Cecile Richards, former Planned Parenthood president, says Trump administration is 'putting politics ahead of the lives of women'
Cecile Richards’s last day as the president of Planned Parenthood was in April, but she’s spent every day since continuing to fight on behalf of women across America. “I think it’s a frightening time for women, but it’s also an exciting time,” Richards tells Yahoo Lifestyle of the political climate in this country. “Women aren’t asking for permission, they’re just going.”
Asking for permission is something Richards has never done, a personal ethos reiterated in the title of her memoir, Make Trouble, which came out earlier this year. “Start before you’re ready,” Richards says of her book’s main theme. “I think we women always think we have to be perfect, we have to know everything, we have to have all these certain experiences [before we do something]. This is a moment in which more and more women — we’re seeing record numbers of women running for office, many of whom never thought they would do that — are just jumping in.”
Jumping in and making an impact are two things to which Richards has dedicated her life. When she was growing up in the traditionally conservative state of Texas, Richards’s parents were Democrats heavily involved in state politics. Her mother, Ann, eventually became governor of the state and a feminist icon in her own right.
A post shared by Cecile Richards (@cecilerichards) on Apr 6, 2018 at 6:33am PDT
Richards started her career as an organizer, hopscotching all over the country with her husband, Kirk, and their children to New Orleans, California, Texas, and Washington, D.C., to fight for the rights of hotel workers, nursing-home workers, and janitors, as well as public education, and to eventually work on her mother’s campaign. Richards also worked for Nancy Pelosi when Pelosi was the Democratic whip. In 2006, the family moved to New York when Richards was named the president of Planned Parenthood.
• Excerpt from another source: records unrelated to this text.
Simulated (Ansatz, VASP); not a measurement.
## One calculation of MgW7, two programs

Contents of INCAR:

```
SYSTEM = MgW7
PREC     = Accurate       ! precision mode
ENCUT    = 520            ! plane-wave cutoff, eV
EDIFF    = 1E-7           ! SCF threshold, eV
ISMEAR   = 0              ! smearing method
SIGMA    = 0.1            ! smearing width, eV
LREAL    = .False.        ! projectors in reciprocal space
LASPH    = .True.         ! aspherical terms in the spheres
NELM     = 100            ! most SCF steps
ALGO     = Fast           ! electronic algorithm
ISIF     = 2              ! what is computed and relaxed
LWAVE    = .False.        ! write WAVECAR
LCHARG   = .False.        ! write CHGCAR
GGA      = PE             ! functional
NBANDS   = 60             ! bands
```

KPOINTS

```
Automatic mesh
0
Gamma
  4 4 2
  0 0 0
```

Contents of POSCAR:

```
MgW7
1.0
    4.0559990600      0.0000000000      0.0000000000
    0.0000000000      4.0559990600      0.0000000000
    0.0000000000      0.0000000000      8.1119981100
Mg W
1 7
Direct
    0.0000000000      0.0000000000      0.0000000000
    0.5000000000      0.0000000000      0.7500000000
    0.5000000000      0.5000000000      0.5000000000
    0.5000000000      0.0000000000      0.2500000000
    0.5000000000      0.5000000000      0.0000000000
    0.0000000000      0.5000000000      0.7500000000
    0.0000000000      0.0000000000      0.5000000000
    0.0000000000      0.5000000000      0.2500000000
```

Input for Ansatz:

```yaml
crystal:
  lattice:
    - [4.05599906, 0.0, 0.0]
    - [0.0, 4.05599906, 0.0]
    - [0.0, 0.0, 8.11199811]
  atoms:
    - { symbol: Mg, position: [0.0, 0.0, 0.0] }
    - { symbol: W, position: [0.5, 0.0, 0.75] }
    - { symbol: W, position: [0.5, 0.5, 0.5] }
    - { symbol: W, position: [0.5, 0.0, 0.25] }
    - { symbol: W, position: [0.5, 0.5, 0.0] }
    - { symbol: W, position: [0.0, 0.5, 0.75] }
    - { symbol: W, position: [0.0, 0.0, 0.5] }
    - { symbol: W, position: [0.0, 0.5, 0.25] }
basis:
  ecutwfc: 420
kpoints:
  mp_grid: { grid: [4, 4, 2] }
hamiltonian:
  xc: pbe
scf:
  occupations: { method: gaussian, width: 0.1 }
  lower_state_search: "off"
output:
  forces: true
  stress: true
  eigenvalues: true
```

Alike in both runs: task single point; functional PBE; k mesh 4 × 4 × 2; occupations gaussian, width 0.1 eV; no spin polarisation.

Richards left a profound legacy at the organization she helmed for over a decade — most notably alongside President Obama helping to secure free birth-control coverage for every woman with health insurance and influencing the national trend toward historically low teen-pregnancy rates.
As the Trump administration now seeks to undo the work Richards and Planned Parenthood have done, the 60-year-old Richards is doing everything she can to protect women’s rights, particularly their access to health care. “The government is trying to end the teen-pregnancy-prevention program for politics purposes — not because it’s good for young people,” Richards says. “When politicians put politics above women’s health care, it’s just discouraging.”
Since leaving Planned Parenthood, Richards has been traveling around the country, working hard to change the political makeup and bring more women into power. “Women are the most powerful political, economic, cultural force in the country, and that’s really the work that I’m focused on right now. How do we ensure that every single woman in this country is registered to vote, participates in our democracy; how do we make sure that we begin to really rethink our economy so that women are considered a fundamental part of it and things like pregnancy and childbirth aren’t considered a nuisance but, in fact, a celebration?” she says. “Things are going to change in this country and women are going to be the agents of that change.”
For now, there are very serious obstacles being thrown in the face of that promised change, most notably, according to Richards, what’s happening in Congress with the threat to the national family-planning program, as well as on the judiciary level with the nomination of Brett Kavanaugh to the Supreme Court.
“President Trump said he would only nominate justices who would overturn Roe v. Wade. His goal is to gut Roe and criminalize women seeking abortions. That is his goal,” she says. “The right to legal abortions has existed in this country for more than 40 years, and they’re poised to appoint a justice to the court who would be the fifth vote they’ve been waiting for a long, long time.” Kavanaugh would, in theory, be that fifth vote that could potentially overturn Roe v. Wade.
“Abortion existed long before Roe v. Wade, it was simply unsafe and illegal and young, healthy women died in emergency rooms all across this country,” she says. “I still meet doctors who remember those days. We cannot go back to a time when women’s lives were at risk, but I fear that by putting politics ahead of the lives of women, that is what this administration is going to do.”
Richards is trying to thwart the efforts of the administration and focus on electing Democrats, particularly women, to office in the midterms. “I do feel like women are coming into their own and are really just seeking a country where they can fully participate, raise their families, support each other, and just feel good about the world,” she says. “We’re going to get there. I mean, there’s going to be some misery between now and then, but talking to women around the U.S., I feel wildly optimistic.”
Richards says the question she’s asked most frequently by women across this country is: “How can I make a difference?”
Many people think the way Richards can make the most difference is by running for office herself. “I don’t have any plans right now, I just don’t know,” she says about her own political aspirations. “I’m going to get through this November election; it’s certainly not my plan. Never say never, but there are so many exciting women running for office right now, it’s really fun being out there trying to help them.”
Summing up her hopes for the future, Richards adds, “If women could really be empowered to participate in the workforce, to be in political office, to live out their dream in whatever way, our country would be so much stronger, our democracy would be so much stronger, and anything I can do to help make that happen will be a great honor.” Sounds mighty campaign ready and worthy.